Reputation: 3994
One of the logical types defined parquet file format specification is Interval
, to represent time intervals (a.k.a. durations, time deltas, and so...). Here's part of
what the documentation says about it:
INTERVAL is used for an interval of time. It must annotate a fixed_len_byte_array of length 12. This array stores three little-endian unsigned integers that represent durations at different granularities of time. The first stores a number in months, the second stores a number in days, and the third stores a number in milliseconds. This representation is independent of any particular timezone or date.
However, when trying to write and read parquet files from different tools, this type seems to give quite a few problems.
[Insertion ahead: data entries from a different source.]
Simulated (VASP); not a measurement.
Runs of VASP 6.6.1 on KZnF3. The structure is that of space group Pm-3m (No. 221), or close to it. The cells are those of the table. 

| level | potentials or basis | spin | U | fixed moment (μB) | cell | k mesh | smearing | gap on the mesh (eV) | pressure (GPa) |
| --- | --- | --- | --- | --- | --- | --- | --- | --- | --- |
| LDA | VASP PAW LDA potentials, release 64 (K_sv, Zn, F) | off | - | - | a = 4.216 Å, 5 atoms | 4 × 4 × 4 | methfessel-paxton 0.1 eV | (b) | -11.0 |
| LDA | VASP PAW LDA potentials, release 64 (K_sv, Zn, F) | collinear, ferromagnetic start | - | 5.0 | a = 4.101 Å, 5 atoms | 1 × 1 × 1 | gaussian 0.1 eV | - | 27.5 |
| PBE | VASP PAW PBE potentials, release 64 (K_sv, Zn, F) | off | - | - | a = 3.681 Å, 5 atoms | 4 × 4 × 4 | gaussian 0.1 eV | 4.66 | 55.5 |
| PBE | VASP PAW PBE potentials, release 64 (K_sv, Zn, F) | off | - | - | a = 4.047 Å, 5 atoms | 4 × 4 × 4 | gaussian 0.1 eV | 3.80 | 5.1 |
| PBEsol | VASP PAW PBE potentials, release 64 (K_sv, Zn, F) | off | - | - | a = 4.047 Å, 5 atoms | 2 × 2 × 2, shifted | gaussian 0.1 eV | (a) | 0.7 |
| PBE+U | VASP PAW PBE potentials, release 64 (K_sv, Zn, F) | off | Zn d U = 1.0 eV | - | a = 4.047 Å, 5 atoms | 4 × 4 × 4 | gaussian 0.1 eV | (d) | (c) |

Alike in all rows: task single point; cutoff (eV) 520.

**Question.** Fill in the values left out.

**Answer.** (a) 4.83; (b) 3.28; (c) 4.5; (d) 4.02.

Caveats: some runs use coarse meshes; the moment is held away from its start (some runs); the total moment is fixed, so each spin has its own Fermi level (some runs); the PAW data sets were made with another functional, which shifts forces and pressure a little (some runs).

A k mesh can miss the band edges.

I tested the interoperability between DuckDB, Pandas using either FastParquet or PyArrow engines, and PySpark. That is, for each tool I created some simple dataset with a duration value, dumped it to a parquet file, and tried to load it with each tool. The code is here, and these are the resulting values and types (or errors) for each combination.
v write \\\ read > | DuckDB | Pandas-FastParquet | Pandas-Pyarrow | PySpark |
---|---|---|---|---|
DuckDB | 0 days 00:00:30 timedelta64[ns] |
ValueError: could not broadcast input array from shape (3,) into shape (1,) | b'\x00\x00\x00\x00\x00\x00\x00\x000u\x00\x00' <class 'bytes'> |
Py4JJavaError: An error occurred while calling o84.parquet. |
Pandas-FastParquet | 00:00:30 <class 'datetime.time'> |
0 days 00:00:30 timedelta64[ns] |
00:00:30 <class 'datetime.time'> |
Py4JJavaError: An error occurred while calling o84.parquet. |
Pandas-Pyarrow | 30000000000 int64 |
30000000000 int64 |
0 days 00:00:30 timedelta64[ns] |
30000000000 int64 |
PySpark | 30000000 int64 |
30000000 int64 |
30000000 int64 |
0 days 00:00:30 timedelta64[ns] |
So it seems that the parquet files written by each tool can only be read correctly with the same tool and there's zero interoperability. Notice that datetime.time
represents a time of the day instead of a time interval, which should be datetime.timedelta
.
Checking with the go tool hangxie/parquet-tools (using the python ktrueda/parquet-tools gives similar results) it seems that only DuckDB tries to follow the specification, as far as I understand:
❯ parquet-tools schema /tmp/test-DuckDB.parquet
{"Tag":"name=Duckdb_schema",
"Fields":[
{"Tag":"name=Seconds, type=INT32, convertedtype=INT_32, repetitiontype=OPTIONAL"},
{"Tag":"name=Duration, type=FIXED_LEN_BYTE_ARRAY, convertedtype=INTERVAL, length=12, repetitiontype=OPTIONAL"}
]}
❯ parquet-tools schema /tmp/test-Pandas-FastParquet.parquet
{"Tag":"name=Schema",
"Fields":[
{"Tag":"name=Seconds, type=INT64, repetitiontype=OPTIONAL"},
{"Tag":"name=Duration, type=INT64, convertedtype=TIME_MICROS, repetitiontype=OPTIONAL"}
]}
❯ parquet-tools schema /tmp/test-Pandas-Pyarrow.parquet
{"Tag":"name=Schema",
"Fields":[
{"Tag":"name=Seconds, type=INT64, repetitiontype=OPTIONAL"},
{"Tag":"name=Duration, type=INT64, repetitiontype=OPTIONAL"}]}
❯ parquet-tools schema /tmp/test-PySpark.parquet
{"Tag":"name=Spark_schema",
"Fields":[
{"Tag":"name=Seconds, type=INT64, repetitiontype=OPTIONAL"},
{"Tag":"name=Duration, type=INT64, repetitiontype=OPTIONAL"}
]}
Am I missing something? Is there any plan to support Interval type in the different tools or any decision to omit it? Otherwise, I guess issues should be created for the different tools (except DuckDB) to request implementing that part of the specification, I didn't find any.
And on a more practical level, is there any practical solution other than representing intervals with integer or float types and specifying the unit in the column name?
Upvotes: 1
Views: 113